Some relief for vulnerable Black Friday shoppers

On the Money: New cap on cost of credit and timely advice from Revenue to avoid surprise additional taxes and charges

Welcome to our new weekly personal finance newsletter On the Money, where we will delve into personal finance issues and how they might affect your pocket. This newsletter, compiled by our personal finance writers, including Dominic Coyle and Conor Pope, will be issued each Friday to subscribers.

The shopping frenzy that is Black Friday is upon us once again. What used to be a one-day post-Thanksgiving feature of American life has morphed into a week long orgy of festive shopping that can put huge financial pressure on the financially vulnerable or unwary.

Timely then that Minister for Finance Paschal Donohoe has activated the Consumer Credit (Amendment) Act 2022, which sets new lower limits on the amount of interest that consumers can be charged for credit.

The Act was first published in March and was formally signed into law in June by the President. But it required the Minister’s commencement order before “going live”. That only happened on Thursday of this week.


When people think of moneylenders, they often have a stereotypical view of what the term covers. But the 32 moneylenders licensed with the Central Bank include reputable catalogue retailers offering purchases on credit such as Very, formerly Littlewoods, and Oxendales. To avoid confusion going forward, under the new law all licensed moneylenders will in future be known as “high cost credit providers”.

More importantly for the generally less well off consumers who, up to now, could be paying interest of as much as 188 per cent APR before collection charges, a new ceiling on interest rates of 1 per cent per week, or 48 per cent a year, is imposed under the new structure.

There is also a new limit of what lenders can charge on a “running account” – no more than 2.83 per cent a month. Running accounts operate in the same way as a tied credit card and are offered by some of the catalogue shopping companies.

And those collection costs are no more, with lenders now prohibited from levying such charges, which, when included in the cost of credit in the old regime, meant the maximum annual APR interest chargeable on a loan could be as high as 287 per cent.

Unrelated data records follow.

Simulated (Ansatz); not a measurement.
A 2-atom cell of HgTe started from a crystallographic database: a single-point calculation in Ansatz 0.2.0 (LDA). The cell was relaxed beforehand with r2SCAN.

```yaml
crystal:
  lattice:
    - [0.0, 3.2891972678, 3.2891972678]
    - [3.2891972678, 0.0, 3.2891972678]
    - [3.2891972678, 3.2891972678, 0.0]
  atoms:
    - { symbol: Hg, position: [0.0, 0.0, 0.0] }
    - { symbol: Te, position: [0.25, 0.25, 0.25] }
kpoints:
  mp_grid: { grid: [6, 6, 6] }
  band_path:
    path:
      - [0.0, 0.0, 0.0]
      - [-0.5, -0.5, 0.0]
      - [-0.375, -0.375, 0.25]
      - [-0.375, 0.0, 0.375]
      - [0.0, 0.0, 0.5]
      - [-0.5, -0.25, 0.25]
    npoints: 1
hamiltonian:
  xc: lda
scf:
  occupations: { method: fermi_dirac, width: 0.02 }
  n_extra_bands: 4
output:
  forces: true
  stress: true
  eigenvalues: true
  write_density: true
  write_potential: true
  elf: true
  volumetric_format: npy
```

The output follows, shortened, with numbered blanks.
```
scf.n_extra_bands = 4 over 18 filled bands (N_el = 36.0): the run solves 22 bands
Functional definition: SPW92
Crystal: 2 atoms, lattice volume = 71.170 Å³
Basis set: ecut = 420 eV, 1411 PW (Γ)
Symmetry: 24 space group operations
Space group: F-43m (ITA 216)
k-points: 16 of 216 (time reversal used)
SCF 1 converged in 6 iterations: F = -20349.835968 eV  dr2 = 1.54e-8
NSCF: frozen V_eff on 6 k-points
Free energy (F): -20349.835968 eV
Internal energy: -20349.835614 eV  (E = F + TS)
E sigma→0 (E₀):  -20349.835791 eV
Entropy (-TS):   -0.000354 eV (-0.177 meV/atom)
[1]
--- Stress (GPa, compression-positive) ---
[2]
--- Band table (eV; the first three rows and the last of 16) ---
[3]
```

The new rules will never make such borrowing affordable compared to a more traditional bank loan or credit card but it will come as a considerable relief for people who are unable to access such mainstream banking services and find themselves more financially vulnerable as a result. The Central Bank estimates that as many as 283,000 people use the services of licensed moneylenders and at the end of 2020, there was a total of €141.15 million outstanding in loans to these companies.

People will still buy more than is advisable over the Black Friday extravaganza but at least now the more vulnerable shoppers – people on limited incomes or on social welfare – can look forward to a more modest, if still high, cost of credit.

Watch out for extra charges on that ‘amazing’ online deal

Revenue has also issued a timely reminder for shoppers to check whether the prices they’re paying for goods online include all tax and duties they are liable for before clicking the Order button.

Anything coming to the State from a non-EU country – including the UK – will be subject to VAT and duty. Some sites include those costs but others don’t, leading to unexpected and unwelcome bills when the goods arrive for delivery.

VAT is payable on anything arriving in Ireland from a non-EU country, regardless of the value of the item – generally at 23 per cent. If the item is valued at more than €150, customs duty also applies. They might also be liable to an administration fee from the delivery company. And while duty is charged on the value of the item, VAT is charged on the total costs – so you pay VAT on the cost of the item plus any duty due plus any delivery administration fee.

All told, it means that “amazing” website deal costs close to 40 per cent more than you had initially figured – or worse still with some small ticket items.

If the sites are clearly based outside the EU, most shoppers should be aware of the additional cost implications. But shoppers can be caught unawares by .ie domain names attached to websites that are actually based outside the Republic.